Folke Pudas versus Sweden.

Folke Pudas, born in Hietaniemi, Sweden on July 2, 1930 was a Swedish taxi driver who in 1980 received permission from the county administration board to operate a scheduled transport service in Norrbotten. The permit had no expiry date but yet one year later, the Aktiebolaget Länstrafik in Norrbotten successfully applied for a permit that covered the route covered by Folke’s licence and later in that same year, Folke’s permit was revoked.

Folke raised the issue with the Transport Council arguing that his licence had been withdrawn unlawfully, that it was not in the better interests of traffic conditions within the region. His appeal was rejected and so he went to the Ministry of Communications, but they also rejected his complaint.

At this point, Folke had exhausted all his legal options in Sweden. Unwilling to give up, he sought justice through the European Court of Justice, arguing that Article 6 of the European Convention had been violated on the basis that he was unable to have the revocation of the permit reviewed. Consequently, the European Court had to assess whether there were sufficient means in Sweden for appeals to be heard.

In order to create debate and raise awareness about his plight, Folke Pudas went on a hunger strike for 3 months in 1983, lying in a hand-nailed wooden box (now famously referred to as a Puda box) on Sergels torg, in front of the Swedish Parliament’s then (temporary) premises in the current Kulturhuset in Stockholm.

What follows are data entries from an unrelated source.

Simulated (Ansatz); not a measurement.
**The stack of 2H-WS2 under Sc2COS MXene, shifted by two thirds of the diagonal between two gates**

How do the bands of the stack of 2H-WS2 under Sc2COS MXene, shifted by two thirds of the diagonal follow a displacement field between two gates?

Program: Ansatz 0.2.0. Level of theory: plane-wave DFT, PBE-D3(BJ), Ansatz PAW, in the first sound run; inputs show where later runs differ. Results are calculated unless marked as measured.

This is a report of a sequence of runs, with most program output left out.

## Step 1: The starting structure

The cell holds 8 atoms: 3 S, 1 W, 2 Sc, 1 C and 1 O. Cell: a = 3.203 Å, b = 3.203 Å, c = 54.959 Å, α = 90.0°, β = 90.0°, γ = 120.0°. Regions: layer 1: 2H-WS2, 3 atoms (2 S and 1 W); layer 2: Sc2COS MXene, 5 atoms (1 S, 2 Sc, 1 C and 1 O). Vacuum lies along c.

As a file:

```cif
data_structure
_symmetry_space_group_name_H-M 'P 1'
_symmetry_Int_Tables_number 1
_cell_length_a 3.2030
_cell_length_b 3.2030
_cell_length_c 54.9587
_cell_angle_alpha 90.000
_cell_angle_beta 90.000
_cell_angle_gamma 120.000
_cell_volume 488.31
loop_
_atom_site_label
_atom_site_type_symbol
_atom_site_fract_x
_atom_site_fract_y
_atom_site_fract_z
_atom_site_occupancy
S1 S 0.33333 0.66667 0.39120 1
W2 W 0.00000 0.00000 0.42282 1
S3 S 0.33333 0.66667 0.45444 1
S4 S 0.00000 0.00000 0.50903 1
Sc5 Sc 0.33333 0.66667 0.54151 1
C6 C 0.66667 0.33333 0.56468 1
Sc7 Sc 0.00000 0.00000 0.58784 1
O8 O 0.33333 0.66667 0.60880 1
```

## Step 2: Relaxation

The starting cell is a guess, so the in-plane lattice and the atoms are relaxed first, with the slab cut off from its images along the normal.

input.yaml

In 1987, the European Court of Justice ruled that Norrbotten’s county administrative board and the Swedish government had acted incorrectly. As a result of this, the Swedish state introduced a new administrative law, appropriately named “Lex Pudas” in honour of Folke’s contribution, which would prevent similar cases from occurring and so allowing for administrative decisions to be reviewed by a court.

The TIDLÖS team salutes the forgotten hero, Folke Pudas, who passed away July 28, 2008 in Övertorneå, Sweden. His struggle is an inspiration to us all. Against all the odds, and only as a result of great personal determination and sacrifice, he single-handedly fought bureaucracy and forever changed the rules of litigation in Sweden for the benefit of us all.